By Ryan Gaston
With over 12 million copies downloaded worldwide, ‘Angry Birds’ has become one of the most widely successful and universally praised games to come out in recent memory. Its ease of use, combined with its instantly addictive gameplay, has resulted in nothing but acclaim and has made the game a staple among mobile devices, and has even begun the expansion to regular desktop computers and gaming consoles as well. In just a few short years, ‘Angry Birds’ has become a household name, synonymous with family-friendly games that anyone can instantly enjoy. That is, except for one man named Clayton Wallard, who recently threw his iPhone in disgust, smashing it into the wall, resulting in a broken screen, and the need for minor home maintenance in his living room. “It’s bullshit,” Wallard explained as he gathered the pieces of his broken iPhone. “You cannot get three stars on all of these. It’s not possible. This game is stupid.”

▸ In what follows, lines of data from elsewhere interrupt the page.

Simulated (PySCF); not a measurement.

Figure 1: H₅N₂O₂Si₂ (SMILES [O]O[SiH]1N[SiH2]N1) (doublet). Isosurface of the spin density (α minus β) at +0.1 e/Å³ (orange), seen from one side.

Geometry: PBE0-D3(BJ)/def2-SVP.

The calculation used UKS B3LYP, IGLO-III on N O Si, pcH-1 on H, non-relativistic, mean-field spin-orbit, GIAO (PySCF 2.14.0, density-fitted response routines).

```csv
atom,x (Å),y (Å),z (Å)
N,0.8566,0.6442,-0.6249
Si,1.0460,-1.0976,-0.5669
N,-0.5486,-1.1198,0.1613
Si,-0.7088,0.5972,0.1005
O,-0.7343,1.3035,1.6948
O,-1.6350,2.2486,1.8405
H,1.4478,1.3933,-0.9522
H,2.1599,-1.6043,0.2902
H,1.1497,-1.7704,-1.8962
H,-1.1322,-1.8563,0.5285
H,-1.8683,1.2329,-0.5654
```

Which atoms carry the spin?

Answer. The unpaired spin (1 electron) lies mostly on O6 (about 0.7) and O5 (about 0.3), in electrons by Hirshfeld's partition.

This episode was brought on after spending half an hour trying to pass level 7-4 of the game, while obtaining all three stars at the level’s completion, the highest achievement available on each level. “It’s those damn boomerang birds!” Clayton continued. “Who the hell likes those? They’re worthless! You can’t do anything with them!”
Roommate, and fellow Angry Birds enthusiast, Derrik Kelley tried explaining to Wallard that if a level has you stumped, you can watch demonstrations of how to beat it on YouTube. This gesture of good faith on Kelley’s end only resulted in furthering along Wallard’s tantrum. “Yeah, I’ve heard of YouTube, you stupid idiot! I watched the video 100 times, and I do exactly what they do every damn time, and it still doesn’t work! It’s bullshit, Derrik…” Clayton said. “And if you like it, then you can go to hell.”
As a result of these kinds of outbursts and reactions becoming more and more common amongst players of the game, Apple is introducing a new preventive coverage that customers who play Angry Birds, and admittedly have a short fuse, can add on to their warranty plan for their iPhone. Known as their iRage coverage, the new plan gives customers a specially designed protective case that has proven to stand up to even the angriest of Angry Birds players. Constructed from space-age memory foam, previously used by NASA, bubble wrap, and duct tape, the case becomes so bulky and awkward, that just carrying the phone becomes a bothersome chore, and deters usage of the phone of any kind.
Apple hopes that taking these preventive measures can lead to the eventual abolishment of Angry Birds-related damage to the customers phones. However, for some players out there, like Clayton Wallard, it’s too little, too late. “I don’t give a shit,” he explains. “It’s a stupid game, and it’s impossible to beat. It’s bullshit, and I don’t even care anymore. I’m going back to my Nokia 5110, and ‘Snake’ and the rest of you can all go to hell.”